Energy

An Enhanced Geothermal System Uses Oil And Gas Technology To Mine Low-Carbon Energy. Part 2.


The US Department of Energy (DOE) has funded a project called FORGE where hot granite rock will be drilled and fracked using the best oil and gas technology. An overall goal is to see if water pumped down one well can be circulated through the granite and heated before pumped up a second well to drive turbines that generate electricity.

John McLennan, Department of Chemical Engineering, University of Utah, is the co-principal investigator for this DOE project. A webinar presentation on this topic was sponsored by NSI on April 6, 2022: Frontier Observatory for Research in Geothermal Energy (FORGE): An Update and Lookahead

Part 1 addressed these questions to John McLennan:

Q1. Can you provide a brief history of geothermal energy?

Q2. What are enhanced geothermal systems, and where is fracking applied?
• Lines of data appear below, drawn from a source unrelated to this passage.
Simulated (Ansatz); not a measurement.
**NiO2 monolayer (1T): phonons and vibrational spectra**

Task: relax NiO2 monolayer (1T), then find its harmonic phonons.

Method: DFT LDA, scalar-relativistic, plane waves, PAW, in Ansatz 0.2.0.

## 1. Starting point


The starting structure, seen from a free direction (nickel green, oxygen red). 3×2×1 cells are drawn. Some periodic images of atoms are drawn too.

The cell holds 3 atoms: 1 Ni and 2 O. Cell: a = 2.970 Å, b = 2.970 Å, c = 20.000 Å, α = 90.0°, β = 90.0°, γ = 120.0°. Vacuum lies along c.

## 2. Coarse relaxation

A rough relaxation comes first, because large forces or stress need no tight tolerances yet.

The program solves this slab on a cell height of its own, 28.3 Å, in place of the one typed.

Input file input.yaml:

Q3. Tell us about the site of the FORGE project in Utah and why it was selected.

This writeup is Part 2, which addresses three additional questions below:

Q4. What is the basic design of the injection and production wells?

Six wells have been drilled to date. Five of these wells are vertically drilled monitoring wells, which is consistent with the strategy of being a field laboratory. Fiber optic cables and geophones in the monitoring wells can map the chronologic growth of hydraulic fractures interconnecting an injection well, which has been drilled, and an upcoming production well.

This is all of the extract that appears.